June 13, 2008: Securing the cloud isn't much different from securing any off-site application or data.

You can close your eyes and pretend it is not happening—many CIOs are doing exactly that—but face this reality: “Cloud computing is with us to stay. Everybody will soon be using it.”

At least this is the prediction of Jim Haskin, CIO at Websense, a San Diego-based data security provider, and others.

A scary thought? For many CIOs, yes. “They are panicking about this,” said Kirill Sheynkman, CEO of San Francisco-based Elastra, a developer of applications currently deployed in association with Amazon’s cloud computing offering. The panic is well-founded, isn’t it? Because of the security concerns that come with jumping the firewall?

Sheynkman snorts: “Security is not the issue. Do you think your IT department knows more about data security than Amazon does?“

Reality check: “Data security in the cloud is no different than data security at a remote data center,” said John Lytle, a senior consultant with IT consulting firm Compass in Chicago.

In many cases, data at most companies “are more at risk in their own environment than in a well-managed cloud,” said Mike Eaton, CEO of Cloudworks, a Thousand Oaks, CA-based provider of cloud-based services, primarily to small and mid-sized businesses.

Capable Hands?

The big cloud players—Amazon, Google, Sun Microsystems, Salesforce.com—know more than a little about maintaining online security and, considered in that context, worries about outsiders knocking down the security walls and having their way with your data indeed seem over-wrought. “There’s been a lot of over-reaction,” said Sheynkman.
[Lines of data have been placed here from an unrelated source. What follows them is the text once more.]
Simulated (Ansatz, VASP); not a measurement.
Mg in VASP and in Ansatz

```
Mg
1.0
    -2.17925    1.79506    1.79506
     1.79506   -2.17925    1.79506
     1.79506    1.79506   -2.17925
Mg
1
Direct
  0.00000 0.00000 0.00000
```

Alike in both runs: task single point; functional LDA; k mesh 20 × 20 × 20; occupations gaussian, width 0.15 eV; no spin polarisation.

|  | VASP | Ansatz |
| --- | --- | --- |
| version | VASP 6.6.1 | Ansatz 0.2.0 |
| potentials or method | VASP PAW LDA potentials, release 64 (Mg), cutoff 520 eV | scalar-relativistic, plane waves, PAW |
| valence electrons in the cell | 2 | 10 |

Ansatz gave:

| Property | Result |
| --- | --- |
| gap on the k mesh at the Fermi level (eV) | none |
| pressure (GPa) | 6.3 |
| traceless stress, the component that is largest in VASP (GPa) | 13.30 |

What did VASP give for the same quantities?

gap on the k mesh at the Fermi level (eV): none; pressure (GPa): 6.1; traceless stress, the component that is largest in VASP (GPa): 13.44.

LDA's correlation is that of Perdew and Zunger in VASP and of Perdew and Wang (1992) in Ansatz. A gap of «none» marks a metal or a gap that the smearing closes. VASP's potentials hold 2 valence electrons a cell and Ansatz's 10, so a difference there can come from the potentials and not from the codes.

 “The question should not be about data security in the cloud,” elaborates Haskin. We need to be asking other questions that probe exactly why we are afraid of cloud computing and certainly, as a group, CIOs are resisting it. But just maybe that has to end because time to dither may be running out for CIOs.

Bill Appleton, chief technical officer at Mountain View, CA-based Dreamfactory, a developer of cloud-based applications, ominously warns: “The cloud may skip IT and sell directly to end users. It might simply bypass the command and control system of IT.”

And that may be the legitimate worry. That’s because a CIO nightmare revolves around unauthorized use of public cloud resources by employees who may be putting sensitive internal data online at Web-based spreadsheets or into slide shows.

“Most CIOs worry a lot about employees putting data that shouldn’t be public in public places,” said Christopher Day, senior vice president of security services at Terremark Worldwide, a global provider of IT infrastructure. That fear is justified. What would the board of directors say if it discovered the company’s strategic plan was accessible in a public cloud? But Day also suggests that CIOs can snuff out this potential firestorm simply by taking a direct approach.

“Just put into place clear policies, then educate employees about them,” said Day.

Pull your head out of sand (or clouds as the case may be) and directly attack this concern. That is how to make it vanish. Understand too that employees who upload sensitive data usually mean well. They are just looking for better ways to work. So, also look for other, more secure ways to let them do exactly that, adds Day. Take those two steps and most likely cloud-based shadow IT will diminish in your organization.

Securing the Logon

Another, lingering worry about cloud computing is that – with many providers – log-ons are too primitive. “Large enterprise will not embrace the cloud until security significantly improves,” flatly predicts John Gunn, general manager at Chicago-based Aladdin, a developer of digital security tools. The worry here is that when barebones log-ons are in use, old-fashioned social engineering techniques will let hackers learn employee log-ons and, watch out, data leakage will be at flood stage.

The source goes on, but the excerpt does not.